I have alot of experience w/ the PRO arm, and very little but some w/ the G70. I cannot say enough good things about the PRO arm.

Yes, a tough choice. They say a greater boom range w/ the G70 but I did not notice this. Performance is close to neck and neck.

Job you mentioned being able to do light work. This is where the PRO arm is better. You can set for a lighter load by removing 2 spring canisters, and just flying 2. This process takes about 15 seconds to remove 2 spring canisters. And now the arm is even lighter than the G70.

If carrying a heavy load the G70 will save a couple of pounds on your body as it is a lighter arm.

Yes the G70 can be set to very light tension, but you are standing there forever twisting and twisting and twisting that little knob.

The G70 does come apart quite easily I believe, but the PRO arm is extremely easy to take apart and clean. Once the spring canisters are removed you can literally run water over the entire arm chasis to clean it.

And you can't underestimate the genius of the spring canisters. Don't skimp on the canisters, buy 4 blue and 4 black. If a spring fails, highly unlikely, you can easily manage with the rest of the others. Great for maintenance (hardly ever, if at all) since with 4 Blue and 4 Black you pretty much have 2 full sets.

And the obvious detail that there are no exposed moving parts. Everything is sealed... the bearings and the canisters, so there is exceptionally greater protection from the elements.

To me the modularity and the maintenance win the race hands down.

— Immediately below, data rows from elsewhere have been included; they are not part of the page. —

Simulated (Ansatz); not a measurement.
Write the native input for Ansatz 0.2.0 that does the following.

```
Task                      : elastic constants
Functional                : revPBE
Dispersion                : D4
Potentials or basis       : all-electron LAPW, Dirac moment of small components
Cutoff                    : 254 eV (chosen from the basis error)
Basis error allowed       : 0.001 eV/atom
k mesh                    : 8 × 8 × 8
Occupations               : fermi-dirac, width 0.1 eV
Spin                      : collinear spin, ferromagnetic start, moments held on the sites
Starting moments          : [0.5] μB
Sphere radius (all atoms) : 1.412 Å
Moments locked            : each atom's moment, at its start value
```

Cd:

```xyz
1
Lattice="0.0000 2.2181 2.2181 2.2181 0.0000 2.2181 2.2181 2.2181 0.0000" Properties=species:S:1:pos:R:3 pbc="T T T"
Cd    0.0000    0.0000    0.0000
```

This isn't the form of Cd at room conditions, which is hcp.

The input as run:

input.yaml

And you mentioned the warranty. Can't beat a lifetime warranty. Is the G70 extruded or not? The PRO chasis is not extruded and is consequently infinitely stronger and therefore much more expensive to make. But this is why PRO can afford to grant a lifetime warranty. You can make at least 2 or 3 arms that are extruded as you can for one that is not. But the extruded will potentially fail, if not be weaker and prone to flexing.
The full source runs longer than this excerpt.